Bag a bargain resale property in Spain, in particular in the Valencian Region, and you could get clobbered out of the blue by a hefty tax bill on the grounds that you must have diddled the taxman.
Spanish property prices have tumbled by 50pc or more, and bargains abound. But as is clear from various forum discussions on the “Spanish bargain tax”, some successful bargain hunters have been shocked by an additional tax bill of thousands of Euros slapped on them without warning by the local tax office. It might not negate the bargain, but it certainly leaves a bitter taste.
The bad news comes in the form of a letter from the local tax office, subject line “Impuesto sobre Transmisiones Patrimoniales y Actos Jurídicos Documentados” and “Propuesta de liquidación”, which translates as a payment proposal for the ITP asset transfer tax.
This letter demands that you pay an extra asset transfer tax, or penalty ITP tax, on the grounds that the declared purchase price was too low, in the opinion of the tax office. The letter usually comes out of the blue, often a year or more after the deeds were signed before notary.
“It’s not unheard of for buyers to get a bill from the regional tax office several years after buying a flat and paying the taxes,” tax specialist José Manuel Lara of Grupo Prevalúa is quoted as saying in a recent article on the subject by the paper El Confidencial.

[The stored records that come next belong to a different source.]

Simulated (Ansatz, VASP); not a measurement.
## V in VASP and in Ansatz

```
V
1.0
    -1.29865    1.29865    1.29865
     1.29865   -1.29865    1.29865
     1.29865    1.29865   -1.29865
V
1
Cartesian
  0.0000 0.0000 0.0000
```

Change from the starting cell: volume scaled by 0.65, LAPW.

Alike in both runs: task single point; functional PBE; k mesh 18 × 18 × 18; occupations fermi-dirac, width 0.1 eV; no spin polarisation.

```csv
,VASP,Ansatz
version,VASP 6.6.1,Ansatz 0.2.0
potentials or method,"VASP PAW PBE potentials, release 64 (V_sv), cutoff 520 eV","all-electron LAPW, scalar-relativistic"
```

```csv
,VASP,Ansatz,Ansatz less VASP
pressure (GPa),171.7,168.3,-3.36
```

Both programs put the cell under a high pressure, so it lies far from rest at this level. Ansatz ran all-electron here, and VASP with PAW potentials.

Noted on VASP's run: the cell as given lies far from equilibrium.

There is an old tradition in Spain of buying property with under-the-table cash payments (known as “B”) to avoid tax, which is why the tax office have their own set of tables with property values for tax purposes, often related to cadastral values. The tradition has been gradually dying out, though now that the Government has raised taxes on property sales, I wouldn’t be surprised if it made a comeback.
Buyers never had to worry about the “bargain hunter” tax when house prices were rising, because the tables used by the tax office were below market prices. Now that prices have crashed, in many cases below the values used by the tax office, some buyers are getting a nasty surprise.
The tax authorities know that prices have crashed, and that buyers are probably paying market values and declaring the full value, but that doesn’t stop them shaking down buyers for a few more Euros to help plug the gaping hole in public finances. In this respect, Spain is becoming more like Argentina.
Often just a few thousand Euros, most buyers just pay the bill, accepting it as the cost of bargain hunting in Spain. Few people fancy the hassle and extra cost of appealing against it.
But some choose to fight it, and many who do so win, according to an article in El Economista.
You would almost certainly need to user a lawyer or gestor to appeal, at extra cost, but here are some basic suggestions and ideas to help you understand how to appeal this “bargain hunter” tax:
- First of all, make sure you keep detailed documentation, correspondence, and notes of your purchase, especially the negotiation process; they might come in handy.
- When the tax notification arrives, you have 10 working days to register your appeal. Next comes a provisional payment order, which may or may not take into account your appeal, but which still has to be paid. If you win you’ll get your money back.
- Then you have a month to present either a recurso de reposición to the local tax office, which usually ends in failure, or a reclamación económico-administrativa to a regional economic administrative tribunal, which though slower usually ends in success. The latter is the obvious choice, though you should be guided by your lawyer or tax advisor.
- The appeal can take a year or more to conclude, but if you win you get your money back, though not with costs awarded. Even if you win, be warned the tax authorities might simply recalculate the tax and present you with another bill, in which case you have to go through the whole process again; if that happens, you are very likely to win a second time, after which the tax authorities tend to throw in the towel, according to tax specialist José Manuel Lara.
For anyone interested, what I am noticing in general terms today, is that the best bargains in cities are resale properties, whilst the best bargains on the coast are bank repossessions.